Why the experts said no to NAA

Why the experts said no to NAA

The dropping of the NAA and its replacement with the NEAC is partly a response to criticisms made to NOIE of several elements of the NAA proposal. The NEAC incorporates many of the recommendations of the National Public Key Infrastructure (NPKI) working group, which had been convened by NOIE in 1997 - which itself is a part of the Department of Communications. The NAA had been adapted from the NPKI recommendations by NOIE, but submissions from several industry groups and experts supported the NPKI's original position where NOIE had chosen to ignore it.

One of the changes from the NAA to the NEAC is that the new body will not take an active role in developing industry standards for the technology, instead leaving that to Standards Australia and the various industry bodies themselves, as had been proposed by the NPKI working group.

"This is a substantive difference to recognition of industry standards, which is more likely a role for Standards Australia. We believe that this function should be restated to reflect the NPKI working group's original recommendation," said the submission from the Distributed Systems Technology Centre in Brisbane, authored by Dean Povey and Margaret Turner.

Roger Clarke, principal of Xamax Consultancy and visiting fellow at the Department of Computer Science at the Australian National University, also warned that the NAA should be able to support multiple trust schemes for authentication.

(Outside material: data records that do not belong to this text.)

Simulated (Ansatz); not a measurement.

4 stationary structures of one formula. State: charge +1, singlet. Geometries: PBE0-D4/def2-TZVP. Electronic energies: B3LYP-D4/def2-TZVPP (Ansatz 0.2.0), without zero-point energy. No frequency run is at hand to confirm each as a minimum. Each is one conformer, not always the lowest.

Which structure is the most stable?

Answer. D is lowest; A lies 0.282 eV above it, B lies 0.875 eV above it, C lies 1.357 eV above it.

"Both what the Discussion Paper refers to as 'closed' systems and 'open' systems need to be supported, and indeed multiple schemes of each kind. Beyond that, it is vital that the interests of major IT providers not be pandered to through an implicit preference for hierarchical over web-of-trust approaches," Mr Clarke stated in his submission.

One of the stated objectives of the new NEAC blueprint is to advise on a "broad 'map' of authentication technology types and best practice".